In a large bowl, whisk together the oats, baking powder, cinnamon, nutmeg, salt and brown sugar.

In a large liquid measuring cup or medium bowl, whisk together the milk, eggs, and vanilla.

Pour this mixture over the dry ingredients and add the melted butter or coconut oil. Stir or whisk to combine.

Arrange the diced apples evenly over the bottom of the baking dish and pour the oatmeal mixture over the top.

Bake for 35-45 minutes until the top is golden and the mixture is setup and not super jiggly.

Serve warm or at room temperature with a little milk poured over the top, if you want.

This was easy to throw together – but it took a lot longer to bake for me – not sure why. It took about an hour in the oven for it to not be super jiggly.

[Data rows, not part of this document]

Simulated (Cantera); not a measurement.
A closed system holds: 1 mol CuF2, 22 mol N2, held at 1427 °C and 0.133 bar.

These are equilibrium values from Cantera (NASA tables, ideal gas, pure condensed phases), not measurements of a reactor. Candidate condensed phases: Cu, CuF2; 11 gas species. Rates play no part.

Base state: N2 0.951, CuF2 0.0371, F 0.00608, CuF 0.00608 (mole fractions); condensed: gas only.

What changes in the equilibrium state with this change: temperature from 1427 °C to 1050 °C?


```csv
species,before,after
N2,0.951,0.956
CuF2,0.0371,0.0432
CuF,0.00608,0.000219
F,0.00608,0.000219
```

I love the way it tastes – crispy on top, creamy underneath. It’s the perfect thing to warm you on a lazy Sunday morning!

John’s Cookbook – Page 6 – PB&J Brownies

2 Apr

It is a well-known fact that Peanut Butter & Jelly Sandwiches are basically the only food that ALL kids like. Seriously – if you don’t know what to feed your kid, or if you ask them what they want and they have rejected all of your suggestions – simply suggest good ole’ PB&J – and they will agree. It’s just like – a law of the world or something, they all love it, and I have to say, even as an adult, I love it too!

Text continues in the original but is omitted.